Buying an existing business can be an effective way to skip the start-up stage and hit the ground running as your own boss.
Once you've found a business you’re interested in, it’s important to check its financial health thoroughly. Completing this checklist can help you get a clearer picture of your potential business’ prospects.
1. Financial statements
- Review balance sheets, profit and loss statements, annual reports and any cash-flow statements for at least the past three years. You can do this with your accountant.
- If the statements aren't audited, you'll need to verify the numbers against independent evidence, such as sales records, invoices, bank statements and loan documents.
Questions to ask
- Are there new or increased costs you should anticipate?
- Are there any cash flow or debtor problems?
If the current owner isn’t willing to provide these details, it’s important to know why. You may be able to work with a business broker or agent to get the necessary details.
2. Tax records
- Check income tax returns for the previous three years
- Check business activity statements (BAS) and reconcile the taxable income and profits with the business’ financial statements
- Check payroll tax records (if applicable). The PAYG (pay-as-you-go income tax), GST and other tax obligations, such as payroll tax, should all be up to date.
- Check stamp duty records (if applicable). Will the purchase of the business be GST-free and approximately how much stamp duty will you have to pay?
No matter how good you are at numbers, you'll probably want an accountant to go over these details with you, so you can be sure nothing is missing.
It’s essential to make sure that the assets listed in the books match what exists within the business and that value isn’t being overestimated.
- Ask for an asset list and check off physical items against it
- Do a stocktake to assess the inventory on hand and its value
- Inspect and verify that all plant, equipment, fixtures and fittings are in good working order
- Check assets are insured until settlement of purchase
- If assets are leased, get copies of the leases
- If inventory has been sitting in the business for a long time, ask why. It could prove difficult to shift down the line if customers aren’t interested.

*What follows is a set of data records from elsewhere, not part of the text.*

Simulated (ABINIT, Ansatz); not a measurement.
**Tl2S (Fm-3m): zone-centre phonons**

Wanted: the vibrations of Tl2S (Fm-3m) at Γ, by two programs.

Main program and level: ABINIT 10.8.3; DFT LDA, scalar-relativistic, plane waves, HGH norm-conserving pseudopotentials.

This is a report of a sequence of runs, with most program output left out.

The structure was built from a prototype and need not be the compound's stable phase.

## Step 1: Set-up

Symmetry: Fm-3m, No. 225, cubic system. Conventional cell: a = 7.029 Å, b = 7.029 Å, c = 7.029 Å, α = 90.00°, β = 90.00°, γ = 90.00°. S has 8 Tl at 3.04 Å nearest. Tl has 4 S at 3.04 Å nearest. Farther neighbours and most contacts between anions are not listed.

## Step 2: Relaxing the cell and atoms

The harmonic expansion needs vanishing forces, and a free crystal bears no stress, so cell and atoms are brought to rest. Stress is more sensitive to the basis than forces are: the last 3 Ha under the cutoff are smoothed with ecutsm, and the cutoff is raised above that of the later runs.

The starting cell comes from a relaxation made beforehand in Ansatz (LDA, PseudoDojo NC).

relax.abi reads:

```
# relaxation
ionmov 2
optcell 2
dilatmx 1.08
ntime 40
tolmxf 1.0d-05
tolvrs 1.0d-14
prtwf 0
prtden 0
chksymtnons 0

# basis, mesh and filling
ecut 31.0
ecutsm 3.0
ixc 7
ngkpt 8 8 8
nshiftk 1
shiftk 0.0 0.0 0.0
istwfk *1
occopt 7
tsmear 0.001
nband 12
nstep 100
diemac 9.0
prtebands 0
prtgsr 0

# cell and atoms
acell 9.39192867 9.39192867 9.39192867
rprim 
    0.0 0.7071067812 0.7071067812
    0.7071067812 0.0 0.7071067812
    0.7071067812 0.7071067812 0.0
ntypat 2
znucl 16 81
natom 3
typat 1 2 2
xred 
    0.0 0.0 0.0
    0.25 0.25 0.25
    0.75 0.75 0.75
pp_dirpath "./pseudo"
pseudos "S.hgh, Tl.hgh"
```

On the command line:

- If you don’t understand how an asset works, ask the owner or someone else who may have experience with it.
4. Customers and suppliers
- Get a list or database of key customers
- Check sales contracts to see what future business is guaranteed
- Check if any major contracts are about to expire
- Get details of suppliers and find out what the conditions of trade may be
- If possible, get feedback from customers and suppliers on the business.
5. Reason behind sale
Investigate the reasons for the sale and try to understand what the current owner’s motives may be by asking:
- How long has the owner operated the business?
- How long has it been on the market?
- How many offers have been made?
- What's the owner planning to do next?
You want to know whether the business is being badly managed or if the owner is offloading it because it isn’t making enough money. It’s a good idea to speak to customers, suppliers and competitors for information about the business and its problems.
6. Legal rights and obligations
- Review government regulations that apply to the business to ensure it has the relevant permits and licences it needs to operate
- Check if any worker entitlements need to be made, including leave entitlements or compulsory superannuation
- Check whether workers' compensation premiums are up to date
- Check if intellectual property is protected through licences, patents, trademarks and registrations and if these rights will be passed on with the sale
- Check the lease and any agreements binding the business and ask for copies. Questions to ask about the lease: Is there a right to renew on the lease and can you exercise that option? If there isn’t a right to renew, could you find another suitable location?
- Check the Australian Securities and Investments Commission (ASIC) website for company details
- Contact your state or territory consumer affairs agency for a record of any unscrupulous trading
- Check the Australasian Legal Information Institute website to see if the current business owner has ever been taken to court
- Ensure the vendor puts all agreements in writing and keep your copies of correspondence and statements.
You can get some of this information from industry associations, government departments and the Australian Bureau of Statistics, or seek specialist advice from industry bodies, consultants and business brokers.
- Investigate your prospective competitors. Look at their growth, strengths, weaknesses and threat to you. If you can, get the data to compare their profitability, earnings, prices and costs.
- List any potential threats. You can check with local council to see if new competitors are planning to start up.
- Research industry trends. Is the sector growing or slowing? What are the profit margins?
- Consider economic factors. If the economy slows down, how will this affect your business?